WHAT, EXACTLY, ARE COMPETENCIES?
Competencies are abilities, behaviors, knowledge and skills that impact the success of employees and organizations. They can include general skills (like communication skills), role-specific skills, leadership skills and others. The common theme is that a competency can be analyzed and broken down into a set of specific behaviors that tell employees what is expected of them and that management can measure.
The idea is that these competencies should be well-defined across the organization. The definition is not enough by itself, however. It needs to be paired with specific behaviors or tasks that are expected of the employee. These will be different depending on the role of the employee in question Once competencies are defined, you can create a competency model: a set of 7 to 10 core competencies that are aligned with your company’s business goals.

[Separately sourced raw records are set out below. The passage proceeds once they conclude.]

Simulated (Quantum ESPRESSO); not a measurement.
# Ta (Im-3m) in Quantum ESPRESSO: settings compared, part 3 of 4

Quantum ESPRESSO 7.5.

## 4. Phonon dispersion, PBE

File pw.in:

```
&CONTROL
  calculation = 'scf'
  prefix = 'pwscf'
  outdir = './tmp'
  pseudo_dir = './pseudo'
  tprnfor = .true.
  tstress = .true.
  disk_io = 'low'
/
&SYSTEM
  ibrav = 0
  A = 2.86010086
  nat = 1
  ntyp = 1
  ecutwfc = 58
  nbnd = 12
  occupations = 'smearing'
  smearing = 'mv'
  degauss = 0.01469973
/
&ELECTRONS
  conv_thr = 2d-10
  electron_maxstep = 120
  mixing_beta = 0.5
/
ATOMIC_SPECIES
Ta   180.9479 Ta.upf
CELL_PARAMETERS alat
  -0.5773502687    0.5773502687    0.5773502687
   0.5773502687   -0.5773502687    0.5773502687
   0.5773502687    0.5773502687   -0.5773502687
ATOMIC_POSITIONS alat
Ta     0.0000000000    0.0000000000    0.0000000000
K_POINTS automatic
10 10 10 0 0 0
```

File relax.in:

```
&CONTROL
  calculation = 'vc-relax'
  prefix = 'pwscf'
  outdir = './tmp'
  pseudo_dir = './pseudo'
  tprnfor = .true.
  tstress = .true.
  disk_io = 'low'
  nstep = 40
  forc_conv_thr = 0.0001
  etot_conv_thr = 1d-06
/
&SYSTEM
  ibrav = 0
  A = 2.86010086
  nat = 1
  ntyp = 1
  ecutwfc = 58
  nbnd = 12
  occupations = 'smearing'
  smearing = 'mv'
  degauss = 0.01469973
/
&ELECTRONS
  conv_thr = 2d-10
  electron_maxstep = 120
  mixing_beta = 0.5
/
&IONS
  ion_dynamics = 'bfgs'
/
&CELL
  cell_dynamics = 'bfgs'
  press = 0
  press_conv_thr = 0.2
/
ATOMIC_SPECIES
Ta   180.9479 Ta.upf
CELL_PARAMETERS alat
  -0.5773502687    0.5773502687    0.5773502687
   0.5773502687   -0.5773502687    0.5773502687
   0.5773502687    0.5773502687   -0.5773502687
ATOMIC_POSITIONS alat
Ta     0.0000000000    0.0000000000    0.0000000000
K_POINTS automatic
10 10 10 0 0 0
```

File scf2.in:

Once you have a model, you can begin defining tasks for each competency for given roles. You can then use them to assess potential employees for different positions. You can also easily and consistently communicate your expectations, as well as measure competencies as part of your performance reviews. Finally, you can grow your training opportunities for employees to improve upon the competencies.
WHY INCORPORATE COMPETENCIES?
Competency modeling is now a mainstay in the most successful businesses. In one study by Development Dimensions International (DDI), 89 percent of best-in-class organizations had core competencies defined for all their roles, compared to a mere 48 percent for all other companies.
A separate report, the Top Companies for Leaders report done in conjunction with Fortune and Aon Hewitt, found that a full 100 percent of companies making the global top companies list use a well-defined competency model.
There’s ample evidence that using competencies does help businesses. For example, companies that manage their people well with regard to skills, knowledge, commitment and abilities are 30 percent to 40 percent more productive than average. The issue isn’t whether the model works. The issue is how to get started using the model.
Here are six steps for getting started with competencies:
1. Start small.
Don’t re-invent the wheel. Work to identify just a handful of competencies — no more than five or six — for your organization. Once you’ve incorporated a select few and shown success, then you can build on these.
2. Decide on consistent terminology to be used.
This includes the names and definitions of the competencies themselves. To make them memorable, you can use the first letter of the names of each competency to spell out a word, like GROW or STEAM.
3. Think in terms of specific, concrete tasks.
Think about the tasks or behaviors that demonstrate the competencies you have chosen. Also think about tasks and behaviors that fail to demonstrate them so you can incorporate into your performance review process.
4. Work your new terminology into job descriptions, and use it when advertising positions.
When it comes to describing job positions or roles, and when looking for people to fill those roles, use the language you adopted when talking about your competencies.
5. Research how competencies can be measured in your assessments.
Both assessment questionnaires and 360 surveys can be tuned to uncover evidence of competencies in your employees.
6. Craft training around those competencies.
Find content (or a training partner like ej4) that speaks to your competencies, and create courses that can help both your leaders and your front-line employees grow in those areas.
Use of competency learning tracks in the learning management system, like Thinkzoom by ej4, is just one way to incorporate competencies into their learning. Ready to get started? Visit us online at ej4.com.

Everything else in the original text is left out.